I treat others how I want to be treated. I treat myself how I want others to treat me. And, like it or not, I look at how others treat themselves to learn how I can and should - or IF I SHOULD - interact with them. As long as that treatment of self involves being degrading to themselves and people around them, I'm not sure how deep I can let my interactions go, as our value structure seems askew.

Indeed, it's a horrible quagmire when the use of a word comes to define and entire segment of the population. But using it doesn't make it go away. And certainly saying that "we can" and "you can't" does more to divide us than unite us.

I have taught my daughter not to say it, and no, I didn't give her a whole lot of reasons. Just up there with "you cant' kill kittens."

There is a quick nod into self-deprecating humor that perhaps we ought to make. I call myself a space case all the time, and I do it as a warning that it will take me longer to get something done than it should. I use it as a warning. We all do that, I think. "I'm on the rag" is code for "I'm either going to cry or slap you." So what is the warning, the hidden code, when I say, "I'm just a redneck." Or, I'll say it, "I'm just a nigger." Or even, "I'm a nigger and I'm proud."  We cannot, in fact, change the meaning of this word, it's etched in generations of breath.  We just keep putting it out there, making it okay and telling others that this is the pot in which we want to live.

I just don't want to. I won't add to that. And I'll remain sad anytime someone does. Because I shouldn't have to tell my daughter that even though everyone else is degrading our world, she can't. When will we all be able to learn by example?

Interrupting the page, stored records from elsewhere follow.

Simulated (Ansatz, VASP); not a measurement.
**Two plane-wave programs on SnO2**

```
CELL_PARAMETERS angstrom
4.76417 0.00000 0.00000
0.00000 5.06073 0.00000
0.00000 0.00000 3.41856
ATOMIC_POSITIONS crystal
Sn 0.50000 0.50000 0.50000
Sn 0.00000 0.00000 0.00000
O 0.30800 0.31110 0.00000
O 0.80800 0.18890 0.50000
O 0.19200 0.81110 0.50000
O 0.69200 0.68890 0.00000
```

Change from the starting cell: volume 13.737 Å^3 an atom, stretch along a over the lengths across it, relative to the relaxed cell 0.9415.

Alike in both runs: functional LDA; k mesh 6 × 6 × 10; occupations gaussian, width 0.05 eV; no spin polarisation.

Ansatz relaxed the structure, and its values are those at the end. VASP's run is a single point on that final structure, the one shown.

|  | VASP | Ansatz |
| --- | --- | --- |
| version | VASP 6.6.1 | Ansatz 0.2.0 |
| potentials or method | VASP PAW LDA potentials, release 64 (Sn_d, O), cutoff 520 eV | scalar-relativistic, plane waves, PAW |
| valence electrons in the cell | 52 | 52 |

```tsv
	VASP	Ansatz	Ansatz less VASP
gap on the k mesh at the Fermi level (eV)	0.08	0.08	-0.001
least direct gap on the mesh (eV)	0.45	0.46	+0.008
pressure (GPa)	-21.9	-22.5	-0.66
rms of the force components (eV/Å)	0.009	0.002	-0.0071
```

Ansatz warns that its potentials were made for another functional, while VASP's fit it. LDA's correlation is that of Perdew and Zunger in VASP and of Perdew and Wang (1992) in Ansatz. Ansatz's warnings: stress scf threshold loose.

But then again, I'm an original Redneck. I'm a Hatfield baby, they make cartoons about my family tree. And I'm proud of it, but not in a "reclaim the word" way. I'm proud of where my people have been and have come and reminded that we all contain multitudes and no one's heritage defines them, whether we want it to or not.  But how we behave in the world does. 

____________

Alyssa Royse

Just Cause It: A Web Site To Save The World

Start Her Up: A Blog for Women Entrepreneurs

 

Round and around we go

Alyssa, you make some excellent points, but I'm not sure why you framed what you said in the context of disagreeing with me on people using the "n" word. Nothing in my post says that I agree with Whoopi or anyone else who has reasons for using the "n" word. Neither did I say I use the word or that my children use the word.

Understanding why people do what they do is not the same as condoning it.

Indeed, it's a horrible quagmire when the use of a word comes to define and entire segment of the population. But using it doesn't make it go away. And certainly saying that "we can" and "you can't" does more to divide us than unite us.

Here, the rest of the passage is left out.